Hard-left U.S. Rep. Pramila Jayapal of Washington state, who penned a nasty Washington Post column this week, should learn some things from West Virginia’s U.S. Sen. Joe Manchin and from the late, legendary Sens. Bob Dole and John McCain.

This also means she should listen to what she herself said just a week ago.

Jayapal, who leads the misnamed Congressional Progressive Caucus, spent most of the year pushing hard-line tactics in favor of the radical Build Back Better boondoggle that would spend the federal government into oblivion while giving major benefits to special interests. Now, enraged that Manchin has refused to kowtow to fellow Democrats’ BBB demands, Jayapal accuses the West Virginian of reneging on “commitments,” and it proposes an end-run around his opposition. Jayapal says President Joe Biden should simply dictate numerous provisions of BBB via “executive actions.”

Granted, the congresswoman also says her left-wing caucus “will continue to work toward legislation for Build Back Better, focused on keeping it as close to the agreed-upon framework as possible.” Yet her overall message was one of impatience and of desire for “progressive” rule by whatever method, including edict if necessary. Tellingly, she lamented that “low-hanging bipartisan provisions were prioritized over the transformational.”
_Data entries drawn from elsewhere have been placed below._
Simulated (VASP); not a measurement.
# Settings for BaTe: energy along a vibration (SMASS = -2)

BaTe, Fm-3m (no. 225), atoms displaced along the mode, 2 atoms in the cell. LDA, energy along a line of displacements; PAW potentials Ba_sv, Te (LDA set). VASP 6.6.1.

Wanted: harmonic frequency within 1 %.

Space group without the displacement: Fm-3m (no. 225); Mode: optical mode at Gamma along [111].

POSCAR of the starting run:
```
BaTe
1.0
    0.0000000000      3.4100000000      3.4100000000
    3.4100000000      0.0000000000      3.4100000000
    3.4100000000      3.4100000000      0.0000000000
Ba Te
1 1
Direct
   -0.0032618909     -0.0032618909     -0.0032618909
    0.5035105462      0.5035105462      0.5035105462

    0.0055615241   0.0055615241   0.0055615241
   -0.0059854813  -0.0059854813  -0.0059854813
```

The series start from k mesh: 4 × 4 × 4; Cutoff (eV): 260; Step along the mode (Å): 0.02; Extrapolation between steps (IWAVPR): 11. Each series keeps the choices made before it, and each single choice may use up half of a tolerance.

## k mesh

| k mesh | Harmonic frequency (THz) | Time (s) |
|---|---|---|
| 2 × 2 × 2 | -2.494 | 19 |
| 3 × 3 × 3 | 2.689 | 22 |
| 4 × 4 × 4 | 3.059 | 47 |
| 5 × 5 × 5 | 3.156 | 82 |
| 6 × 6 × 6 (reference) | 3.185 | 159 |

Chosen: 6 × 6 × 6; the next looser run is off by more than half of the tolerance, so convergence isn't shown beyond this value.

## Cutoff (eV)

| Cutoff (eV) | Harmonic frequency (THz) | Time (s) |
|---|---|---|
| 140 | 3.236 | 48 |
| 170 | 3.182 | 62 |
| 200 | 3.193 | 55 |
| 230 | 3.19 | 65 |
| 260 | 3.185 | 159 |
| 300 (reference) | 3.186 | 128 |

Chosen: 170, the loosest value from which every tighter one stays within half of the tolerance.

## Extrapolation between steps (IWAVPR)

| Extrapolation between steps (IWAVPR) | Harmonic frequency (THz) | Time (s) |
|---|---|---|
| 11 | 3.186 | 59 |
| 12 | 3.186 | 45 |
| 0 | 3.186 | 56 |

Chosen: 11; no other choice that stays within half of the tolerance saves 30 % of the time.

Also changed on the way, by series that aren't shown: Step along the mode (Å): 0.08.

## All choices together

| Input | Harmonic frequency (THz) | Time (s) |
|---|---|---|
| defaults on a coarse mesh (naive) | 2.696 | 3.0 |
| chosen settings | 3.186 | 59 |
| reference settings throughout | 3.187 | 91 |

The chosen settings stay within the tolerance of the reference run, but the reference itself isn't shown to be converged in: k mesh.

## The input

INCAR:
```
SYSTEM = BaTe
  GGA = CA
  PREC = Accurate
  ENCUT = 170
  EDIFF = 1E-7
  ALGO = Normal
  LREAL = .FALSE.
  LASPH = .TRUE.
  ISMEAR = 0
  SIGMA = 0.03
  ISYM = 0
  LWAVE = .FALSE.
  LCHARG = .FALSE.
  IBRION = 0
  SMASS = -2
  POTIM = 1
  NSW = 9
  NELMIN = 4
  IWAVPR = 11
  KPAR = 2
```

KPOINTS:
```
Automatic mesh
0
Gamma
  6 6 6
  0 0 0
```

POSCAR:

If Jayapal doesn’t like having “bipartisan provisions” be “prioritized over the transformational,” she should work in the government of another country with a different constitution. Our Constitution was deliberately and wisely designed to prioritize consensus rather than transformation, change that’s incremental rather than revolutionary, delivered via deliberation rather than diktat.

And that’s the message Biden himself ran on: bipartisan cooperation, a return to “normal,” a rejection of radical change. He won the Democratic nomination as the only top-tier candidate talking that way, and he won swing voters against Donald Trump by promising as much.

Biden, Jayapal, and their fellow partisans tried all year to jam BBB down the nation’s collective throat. Despite having a president who barely won, with a tiny House majority and a 50-50 Senate split, they acted as if they had a mandate for “transformational change.” They held no hearings on BBB. They tried the almost-unprecedented tactic of passing it as the second bill of the year using an expedited parliamentary procedure known as “reconciliation” that is ordinarily used only once per annum. They barely tried to secure Republican votes. Rather than negotiate between parties, they “negotiated” (or “fought”) only amongst themselves — the Left against the far Left.

This is not the way the U.S. republic is designed to work. This is not how it has ever worked well. What works, quite well over time, is evolutionary change achieved through “regular order.”

That’s what Manchin is rightly demanding: regular order. Break the behemoth of a bill into manageable chunks. Hold hearings on those chunks. Accept well-meaning amendments, based on what is learned from the hearings, to make the chunks better. Look to willing Republicans, such as Utah’s U.S. Sen. Mitt Romney, who is trying to achieve some of the Democrats’ ends by melding several of their ideas with some offered by conservative think tanks. (I am not endorsing Romney’s approach; this is just a “for instance.”)

This ideal of regular order is what onetime Democratic vice-presidential nominee Joe Lieberman is calling for. It’s what former Republican presidential nominee Dole asked for in his final column. And former Republican presidential nominee McCain begged for the same in his great, final Senate floor speech, calling for “incremental progress, compromises that each side criticize but also accept.”

Abandon the air of crisis and apocalypse. Show some humility. Take the long view. Win partial victories now, and then come back for more. And respect the possibility that your solutions might actually be wrong, and that wisdom advises a degree of caution.

Oddly enough, Jayapal let her guard down a week ago and showed she understands this is how things are supposed to work. In an interview with Washington Post columnist Greg Sargent, she suggested that Senate Democrats should take each major individual part of BBB and “hold votes on each item, to get Manchin to commit one way or the other. That could lead to an endgame in which a stripped-down BBB is negotiated.” She said she may even be willing to have Manchin take pieces out of the larger bill and “then vote on a bill that has the rest of it.”

Gee, what took her so long? This is exactly what Manchin, echoing Lieberman, Dole, and McCain, always has said is the best way forward.

But that was just an unusual moment of clarity from Jayapal. Now, a week later, she is back with ultimata and proposals for Biden to legislate by edict. In doing so, she mimics hard-line House conservatives who have often killed good legislation because it wasn’t (in their minds) quite perfect.

Jayapal and all hard-liners on both sides are not acting in “the American way.” In acting as they do, they undermine this great American representative experiment.